Bottle and Reflection – Early work with the Arca Swiss Monolith and P65+

Over the holidays I had some time to spend working with my new Arca Swiss M-monoloth. For those that are not camera equipment geeks (I love technology), the Arca monolith is a view camera that focuses by moving the lens along a rail with a bellows. What is special about a view camera is the ability to:

  • shift the lens and/or “film plane” up, down, left or right to correct (or distort) perspective, and
  • tilt the lens and/or “film plane” forward, backward, left, right to place the plane of focus exactly where you want it to be.

Of course, I am not using film, but rather a P65+ medium format digital back.

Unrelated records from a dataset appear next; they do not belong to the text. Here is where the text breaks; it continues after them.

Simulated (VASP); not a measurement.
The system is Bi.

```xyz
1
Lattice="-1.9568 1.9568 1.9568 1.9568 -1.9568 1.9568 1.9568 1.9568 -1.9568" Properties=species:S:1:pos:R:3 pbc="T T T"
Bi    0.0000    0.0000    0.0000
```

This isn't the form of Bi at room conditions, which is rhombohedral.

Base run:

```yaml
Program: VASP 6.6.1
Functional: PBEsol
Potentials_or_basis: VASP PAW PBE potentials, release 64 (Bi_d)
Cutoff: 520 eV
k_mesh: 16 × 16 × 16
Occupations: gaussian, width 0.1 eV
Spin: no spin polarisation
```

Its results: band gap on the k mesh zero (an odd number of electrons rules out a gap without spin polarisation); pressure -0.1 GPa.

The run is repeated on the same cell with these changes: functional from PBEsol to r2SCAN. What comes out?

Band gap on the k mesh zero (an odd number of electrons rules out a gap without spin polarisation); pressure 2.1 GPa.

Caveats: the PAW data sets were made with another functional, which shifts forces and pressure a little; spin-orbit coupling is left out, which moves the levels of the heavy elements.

Here is one of those shots.

The subject here is a closeup of a bottle (on the right) and a reflection of the other side of the bottle in a mirror.  The lighting is tungsten which is warm, while the background is the reflection of outdoor light (which is blueish) coming through my sunroom and french doors.  The lens tilt allows me to get the focus right where I want it to be:  on the yellowish spot of light on the left and the reddish spot of light on the right.  Without lens tilt I would have had to decide which spot of light I wanted to be in focus, (or take two images and blend them together in photoshop, or really stop down dramatically so that everything is in focus, which is not what I was after).

I rather like the colours.  The blue background compliments the yellow, and the generally green glass complements the red.  I like the shapes, the lines, the colours.  I like this one.